David_Bowie_-_TopPop_1974_03(Courtesy Image)

by Daniel Wirtheim

1. Performance on “Soul Train”

David Bowie’s performance on “Soul Train” might be my favorite six minutes of white-boy soul music ever. I’m thinking specifically of “Golden Years.” He’s not a very good dancer and quite possibly high on cocaine, but he looks great. Somehow the golden-haired, placid pop star — this was during his Thin White Duke stage — is more outlandish in this performance than he is as Alladin Sane or Ziggy Stardust. It’s in the way he prances around, lifting a bored leg with the rhythm while his face, like a thin, white sheet stained by a pair of nasty teeth, cannot help but betray some serious soul power. It’s great.

2. “And the papers want to know whose shirts you wear”

I always compared Bowie’s “Space Oddity” to Elton John’s “Rocket Man,” which is kind of a natural comparison given the subject matter. While Elton John was sort of wallowing in the familial tragedy of a space explorer, Bowie was drifting towards the outer rim, looking back at the commercial culture that had worked its way into every facet of life including space exploration. And that’s why I’ve always liked the line about the newspapers wanting to know whose shirts Major Tom is wearing.

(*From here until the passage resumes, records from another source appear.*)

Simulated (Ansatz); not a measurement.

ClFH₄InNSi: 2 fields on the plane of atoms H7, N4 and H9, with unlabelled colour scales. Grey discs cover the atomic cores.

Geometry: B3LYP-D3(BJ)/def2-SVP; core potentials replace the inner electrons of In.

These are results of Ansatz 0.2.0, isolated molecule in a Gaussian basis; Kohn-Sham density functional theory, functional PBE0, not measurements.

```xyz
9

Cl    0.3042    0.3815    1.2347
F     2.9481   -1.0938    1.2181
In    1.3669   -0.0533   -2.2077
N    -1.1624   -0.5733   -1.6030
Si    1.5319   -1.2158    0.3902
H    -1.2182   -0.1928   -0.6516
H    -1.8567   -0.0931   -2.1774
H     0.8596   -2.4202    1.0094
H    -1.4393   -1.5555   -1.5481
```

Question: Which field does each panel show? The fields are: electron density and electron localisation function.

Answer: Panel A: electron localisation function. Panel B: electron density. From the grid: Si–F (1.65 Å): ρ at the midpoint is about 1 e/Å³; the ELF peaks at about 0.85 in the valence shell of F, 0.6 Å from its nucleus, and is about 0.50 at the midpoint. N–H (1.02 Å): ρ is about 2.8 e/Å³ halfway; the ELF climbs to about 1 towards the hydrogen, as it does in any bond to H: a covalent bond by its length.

3. Being a bastion of androgynous culture

Bowie is like a queer person’s Rocky in the ‘70s and ‘80s. Although his punches came from sweet rock and roll, he delivered in the name of sexual experimentation and queer culture with sincerity. Canned Heat and the Woodstock crowd were all about free love but even they were not quite on par with the androgynous Starman. Bowie filled a void and consistently showed how being androgynous is pretty awesome.

4. His left eye

The left is my favorite eye of Bowie’s. It’s the one with the huge pupil, which gives it a darker color than his right and blue eye, the product of a teenage brawl. I’ve often wondered if his ingenuity came from having a wonky eye or if those things just gravitate towards a guy like Bowie.